Netherlands Awards 4 GW Offshore Wind in Largest Tender Amid Complicated Market Conditions

Amsterdam (Natural Energy News): The Netherlands has awarded permits for two major offshore wind projects, each with a capacity of 2 GW, marking its biggest offshore wind tender to date. The permits were granted to two international consortia, as announced by the Dutch energy ministry on June 11. This tender is a significant milestone in the Netherlands' renewable energy efforts, despite the complexities of current market conditions.

Netherlands Awards 4 GW Offshore Wind in Largest Tender Amid Complicated Market Conditions

Two Major Projects Awarded

The Zeevonk II project, a joint venture between Swedish utility Vattenfall and Copenhagen Infrastructure Partners (CIP), secured the Beta site permit. This project emphasizes system integration and includes plans for a hydrogen-producing electrolyzer plant at the Port of Rotterdam. Meanwhile, the Noordzeker consortium, comprising Dutch pension funds ABP and APG along with UK utility SSE Renewables, won the Alpha site permit, focusing on nature protection in the North Sea.

Challenging Market Conditions

"Market conditions have become more complicated," stated Energy and Climate Minister Rob Jetten. He praised the winning consortia's plans to realize these projects without subsidies, making financial bids for the permits instead. Both projects will receive grid connections from Dutch grid operator Tennet and are expected to be operational by 2029.

Financial and Environmental Commitments

Zeevonk II offered €20 million annually over the 40-year licensing period, amounting to a substantial financial commitment. The project includes the construction of a 1 GW capacity hydrogen electrolyzer plant at Maasvlakte in the Port of Rotterdam, where the grid link cable will land, as well as a 50 MW floating solar plant in the North Sea. Noordzeker's financial bid was over €1 million per year for the 40-year period. Their plans involve turbine designs to protect birds and measures to minimize disturbance to marine mammals during construction and operations. Additionally, Noordzeker will install artificial reefs around three-quarters of their turbines.
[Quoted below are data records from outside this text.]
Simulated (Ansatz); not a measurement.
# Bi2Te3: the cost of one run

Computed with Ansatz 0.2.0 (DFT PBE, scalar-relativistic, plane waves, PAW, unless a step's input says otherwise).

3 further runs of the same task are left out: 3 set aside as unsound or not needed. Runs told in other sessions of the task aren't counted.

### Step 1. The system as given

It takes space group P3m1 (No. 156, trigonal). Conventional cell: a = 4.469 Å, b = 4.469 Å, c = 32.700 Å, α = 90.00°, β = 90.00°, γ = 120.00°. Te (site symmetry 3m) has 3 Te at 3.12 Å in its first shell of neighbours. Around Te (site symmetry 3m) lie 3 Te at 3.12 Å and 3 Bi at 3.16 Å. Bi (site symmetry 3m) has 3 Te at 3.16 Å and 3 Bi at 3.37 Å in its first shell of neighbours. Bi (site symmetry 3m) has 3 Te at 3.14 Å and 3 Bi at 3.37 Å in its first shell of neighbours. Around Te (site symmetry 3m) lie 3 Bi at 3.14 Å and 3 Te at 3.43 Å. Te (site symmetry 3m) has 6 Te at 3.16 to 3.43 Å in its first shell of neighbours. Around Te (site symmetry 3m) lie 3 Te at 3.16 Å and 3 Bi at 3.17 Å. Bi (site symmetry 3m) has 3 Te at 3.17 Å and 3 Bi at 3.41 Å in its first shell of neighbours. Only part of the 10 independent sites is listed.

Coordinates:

Environmental and Financial Costs

Both consortia will also contribute €20 million each towards environmental impact assessments and site studies. This initiative continues the trend seen since 2018, where Dutch offshore wind tenders are awarded without subsidies, while still including onshore grid connections.

Offshore Wind Development

The recent tender keeps the Netherlands on track to achieve at least 10 GW of offshore wind capacity by 2030. The next tender, scheduled for the third quarter of 2025, will offer another 4 GW at two sites (IJmuiden Ver Gamma and Nederwiek I) and will also include financial bids. However, the ministry noted that target dates for five offshore wind projects totaling 10 GW have been delayed by up to two years, pushing the 21-GW goal to 2032. Supply chain tightness, particularly in offshore transmission links, was cited as the primary reason for the delays.

Market Dynamics and Future Outlook

Platts, a unit of S&P Global Commodity Insights, assessed the Dutch offshore wind capture price in a daily range of €1.73/MWh to €106.72/MWh since launching the assessment in March. German offshore wind capture prices, which serve as a close proxy, averaged €86.28/MWh in 2023, significantly lower than the record highs of 2022. Dutch power for 2030 delivery settled at €65.36/MWh on June 10, according to EEX data. Meanwhile, the production cost for electrolytic hydrogen in Europe, specifically Netherlands alkaline electrolysis including capex, averaged $4.39/kg in April.

These projects not only advance the Netherlands' renewable energy goals but also demonstrate the country's resilience and innovation in navigating complex market conditions to achieve sustainable energy solutions.